In the left figure of Figure 6, when one of the vertices of the area is inside the FOV, it is judged that the corresponding area is inside the FOV. In the middle figure, when the center point of the four vertices is inside the FOV, It is judged that the corresponding area has entered the FOV. In right figure, when all the vertices are inside the FOV, it is judged that the corresponding area has entered the FOV. In this case, the center point will be used for the determination. Let the

Figure 6. Decision rules.

center point of the i-th face be $V_{i} = {[x y z 1]}^{T}$ and let the inner and outer determination variable of the face be $p_{i}$ . Also, if $p_{i}$ is 1 for internal and 0 for external, then the process of discrimination is as follows.

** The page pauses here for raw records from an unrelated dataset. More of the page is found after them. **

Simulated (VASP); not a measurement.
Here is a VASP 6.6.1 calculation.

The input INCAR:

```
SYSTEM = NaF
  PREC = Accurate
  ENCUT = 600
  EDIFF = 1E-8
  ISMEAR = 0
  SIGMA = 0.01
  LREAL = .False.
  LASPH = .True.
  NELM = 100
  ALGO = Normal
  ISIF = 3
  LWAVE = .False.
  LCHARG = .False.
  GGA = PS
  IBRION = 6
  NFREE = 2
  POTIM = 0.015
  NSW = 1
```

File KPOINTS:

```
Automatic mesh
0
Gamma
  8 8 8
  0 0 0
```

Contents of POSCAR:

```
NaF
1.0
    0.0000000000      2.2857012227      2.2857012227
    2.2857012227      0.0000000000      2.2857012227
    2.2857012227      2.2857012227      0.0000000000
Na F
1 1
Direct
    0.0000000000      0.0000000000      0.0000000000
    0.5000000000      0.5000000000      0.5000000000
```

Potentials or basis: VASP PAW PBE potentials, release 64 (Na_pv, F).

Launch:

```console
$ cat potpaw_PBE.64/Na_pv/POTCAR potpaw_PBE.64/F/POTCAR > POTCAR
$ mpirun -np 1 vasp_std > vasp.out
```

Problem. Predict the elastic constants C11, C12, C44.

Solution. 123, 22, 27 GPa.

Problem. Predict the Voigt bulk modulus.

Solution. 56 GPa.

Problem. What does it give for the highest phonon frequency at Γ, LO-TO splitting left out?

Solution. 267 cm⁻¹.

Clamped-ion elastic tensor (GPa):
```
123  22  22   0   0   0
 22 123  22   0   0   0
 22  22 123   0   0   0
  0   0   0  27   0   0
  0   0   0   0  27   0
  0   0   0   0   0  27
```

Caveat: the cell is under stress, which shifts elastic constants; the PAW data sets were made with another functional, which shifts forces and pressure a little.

${\tilde{V}}_{i} = M_{p r o j} \times M_{r o t} \times V_{i}$ (2)

${\begin{matrix} p_{i} = 1. i f | \frac{{\tilde{V}}_{i} (1)}{{\tilde{V}}_{i} (4)} | \leq 1, | \frac{{\tilde{V}}_{i} (2)}{{\tilde{V}}_{i} (4)} | \leq 1, | \frac{{\tilde{V}}_{i} (3)}{{\tilde{V}}_{i} (4)} | \leq 1, {\tilde{V}}_{i} (4) > 0 \\ p_{i} = 0. o t h e r w i s e \end{matrix}$ (3)

Through the above process, it is possible to judge whether or not the corresponding face falls within the FOV.

4.2. Projected Area

The resolution of the block is determined by using the projected area at the end of the decision process. This is to keep the picture quality rendered on the screen constant. It is meaningless to input a higher resolution because the support resolution of a general HMD device is FHD. Therefore, target resolution is determined for each FOV to ensure quality. The projected area of the face is S_i, the area of the FOV is S_FOV, the target resolution is P_target, the number of blocks divided by space is n, and the resolutions that can be assigned to the block are P(ex. P = [P_720p P_1080p P_2k P_4k], the resolution P_i of the corresponding area is as follows.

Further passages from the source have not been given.